Production of the CD involved the work of a 70-piece orchestra, Grammy-award-winning songwriters, and a host of production people and back-up artists.
It also involved a bunch of Pittsburgh scientists in white lab coats and thick goggles, who take music so seriously that they refuse to listen to it, while they work.
The scientists, members of Bayer Corp.'s 6-person optical group, work in the climate-controlled optical media lab, where the only sounds are the humming of the massive machine that makes and tests CDs and the occasional voices of the scientists in consultation.
"We don't listen to music. If we do, we can't hear one another talk," said John J. O'Malley, Jr.

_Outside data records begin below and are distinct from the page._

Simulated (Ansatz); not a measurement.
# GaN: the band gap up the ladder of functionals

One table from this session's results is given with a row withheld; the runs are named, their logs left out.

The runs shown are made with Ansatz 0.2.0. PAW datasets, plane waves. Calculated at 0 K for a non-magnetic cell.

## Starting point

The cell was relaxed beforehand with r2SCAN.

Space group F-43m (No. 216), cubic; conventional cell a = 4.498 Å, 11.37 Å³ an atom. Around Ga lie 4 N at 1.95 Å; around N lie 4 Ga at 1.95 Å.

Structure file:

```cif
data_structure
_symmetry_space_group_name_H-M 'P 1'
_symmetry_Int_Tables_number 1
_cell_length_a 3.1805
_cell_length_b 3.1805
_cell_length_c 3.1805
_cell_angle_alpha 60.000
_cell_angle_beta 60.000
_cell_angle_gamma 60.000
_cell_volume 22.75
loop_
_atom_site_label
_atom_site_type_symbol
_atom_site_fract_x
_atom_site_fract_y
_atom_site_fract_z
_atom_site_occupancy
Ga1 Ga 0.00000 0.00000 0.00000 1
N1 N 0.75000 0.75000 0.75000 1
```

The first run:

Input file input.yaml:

In Bayer's newly expanded, multimillion-dollar lab at its corporate headquarters in Robinson, the scientists devote their careers to perfecting the material that is used to make CDs as well as DVDs, the higher-quality discs that are expected to gain rapidly in the consumer market. They sell the material to a number of CD manufacturers, including companies that make CDs for RCA, Aguilera's record label.
Led by Ramesh Pisipati, optical disc industry manager, they work at the forefront of a long production process that ends with a crooning Christina.
All Bayer really does is sell a raw material that is used to make CDs -- but perfecting that single material requires the brainpower of several PhDs. The stuff is a polycarbonate, and Bayer's brand is called Makrolon. The material is made in plants throughout the world, but the Makrolon masterminds are local.
Earlier this month, Bayer AG announced plans to become the world's largest polycarbonate producer within the next five years, and it has invested $860 million toward this goal. The Pittsburgh-based lab will have a large role in delivering on this promise by working to improve the quality of the product.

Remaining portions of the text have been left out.